This tall, elegant and well-proportioned ewer comprises cloisonne on copper with further gilding (gold-plating). The cloisonne has a background of light blue against which there are motifs in dark blue, red, green, pink, and yellow. The motifs include archaic emblems that hark back to the Warring States period.
The body of the ewer is further decorated with horizontal gilded copper bands that are etched with floral motifs.
Its shape is based on a Tibetan monk’s cap. Hence the form commonly is known as a monk’s cap ewer (Duomuhu). It has a crenulated upper edge; a domed lid with a finial that fits in the top of the ewer; a short ‘S’-shaped spout; and a long gilded chain which emerges from two gilded monster masks on the side of the ewer. The chain is very long – this is because in Tibet, such ewers were used in monasteries and in the houses of aristocrats to serve large quantities of tea and when not in use they were suspended from the wall using the chains.
It was made in China, probably at the end of the 19th century, and is based on earlier examples. (An example of similar height and proportions is in the UK Royal Collection. It is attributed to circa 1700 and is illustrated in Ayers (2016, p. 938).) The base is engraved with an apocryphal Qianlong reign mark. The use of such a mark is common in later pieces. The Qianlong period was known for the quality of its art so later artisans would re-use the mark not to deceive but to emphasise the quality of their pieces.
The imitation of a Tibetan form was common in China. The Qianlong emperor and later emperors were heavily influenced by Tibetan Buddhism and so Tibetan forms and motifs became fashionable in China. Also, such pieces were made in China for export to Tibet and related regions.
Also, the fashion for the re-use of such archaic, Warring States emblems was ignited by the Qianlong Emperor who called for inspiration to be sought from antiquity.

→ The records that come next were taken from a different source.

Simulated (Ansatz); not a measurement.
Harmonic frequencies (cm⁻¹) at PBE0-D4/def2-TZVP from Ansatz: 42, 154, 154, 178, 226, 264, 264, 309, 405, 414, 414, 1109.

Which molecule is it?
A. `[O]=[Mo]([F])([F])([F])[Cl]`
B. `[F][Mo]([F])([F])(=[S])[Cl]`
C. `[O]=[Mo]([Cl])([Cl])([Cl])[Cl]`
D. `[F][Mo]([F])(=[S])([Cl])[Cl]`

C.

The ewer is in fine condition. There are clear signs of age. There is one area of minor loss to the enamel but this is scarcely noticeable amongst the overall profusion and is consistent with the age of the piece. Overall, it is a splendid and highly decorative piece.
Ayers, J., Chinese and Japanese Works of Art: In the Collection of Her Majesty the Queen, Vol. III, Royal Collections Trust, 2016.
Cosgrove, M., The Enamels of China and Japan: Champleve and Cloisonne, Dodd, Mead & Company, 1974.